2. Topological Spaces

Topological Spaces

Definition of a Topology on a Set

Topology: A topology on a set $X$ is a collection $\tau$ of subsets of $X$ satisfying the following properties:

1. The empty set and $X$ itself are in $\tau$.
2. Any union of sets in $\tau$ is in $\tau$.
3. Any finite intersection of sets in $\tau$ is in $\tau$.

The elements of $\tau$ are called open sets.

Open and Closed Sets

Open Sets: A set $U$ in a topological space $(X,\tau )$ is open if it belongs to the topology $\tau$. That is, $U\in \tau$.

Closed Sets: A set $F$ in a topological space $(X,\tau )$ is closed if its complement $X\setminus F$ is open.

Basis and Subbasis for a Topology

Basis: A basis for a topology on $X$ is a collection $\mathcal{B}$ of subsets of $X$ such that every open set in the topology can be written as a union of sets in $\mathcal{B}$.

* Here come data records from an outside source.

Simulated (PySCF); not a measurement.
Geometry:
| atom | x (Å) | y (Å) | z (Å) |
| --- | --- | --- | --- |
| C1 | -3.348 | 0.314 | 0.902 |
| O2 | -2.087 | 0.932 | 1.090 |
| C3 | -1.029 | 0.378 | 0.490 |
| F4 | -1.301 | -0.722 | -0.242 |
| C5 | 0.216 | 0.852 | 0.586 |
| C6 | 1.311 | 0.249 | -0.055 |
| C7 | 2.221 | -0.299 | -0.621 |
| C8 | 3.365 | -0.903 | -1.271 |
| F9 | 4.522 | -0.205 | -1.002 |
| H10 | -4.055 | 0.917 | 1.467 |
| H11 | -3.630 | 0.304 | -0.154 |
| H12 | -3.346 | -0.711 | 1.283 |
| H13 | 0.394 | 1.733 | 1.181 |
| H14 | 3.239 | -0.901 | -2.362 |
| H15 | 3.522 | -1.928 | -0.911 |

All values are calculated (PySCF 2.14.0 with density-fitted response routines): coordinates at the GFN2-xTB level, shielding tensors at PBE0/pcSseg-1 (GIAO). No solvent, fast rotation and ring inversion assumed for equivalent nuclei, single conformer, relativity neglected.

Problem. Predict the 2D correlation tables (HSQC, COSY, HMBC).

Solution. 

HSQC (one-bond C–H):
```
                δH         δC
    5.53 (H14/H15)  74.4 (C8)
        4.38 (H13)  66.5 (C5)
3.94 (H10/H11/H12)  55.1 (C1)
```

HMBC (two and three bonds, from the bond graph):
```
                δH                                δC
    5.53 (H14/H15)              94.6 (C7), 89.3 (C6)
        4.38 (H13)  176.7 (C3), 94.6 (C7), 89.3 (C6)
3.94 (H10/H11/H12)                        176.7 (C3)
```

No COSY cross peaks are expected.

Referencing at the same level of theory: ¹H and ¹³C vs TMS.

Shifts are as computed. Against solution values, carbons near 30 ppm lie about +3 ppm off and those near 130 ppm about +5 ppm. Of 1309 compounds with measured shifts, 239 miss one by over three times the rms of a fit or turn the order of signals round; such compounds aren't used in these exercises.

Subbasis: A subbasis for a topology on $X$ is a collection $\mathcal{S}$ of subsets of $X$ such that the collection of all finite intersections of sets in $\mathcal{S}$ forms a basis for the topology.

Examples of Topological Spaces

Discrete Topology: The discrete topology on a set $X$ consists of all possible subsets of $X$. That is, every subset of $X$ is open.

Trivial Topology: The trivial topology on a set $X$ consists only of the empty set and $X$ itself.

Standard Topology on $\mathbb{R}$: The standard topology on the real line $\mathbb{R}$ is generated by the open intervals $(a,b)$ for all $a,b\in \mathbb{R}$.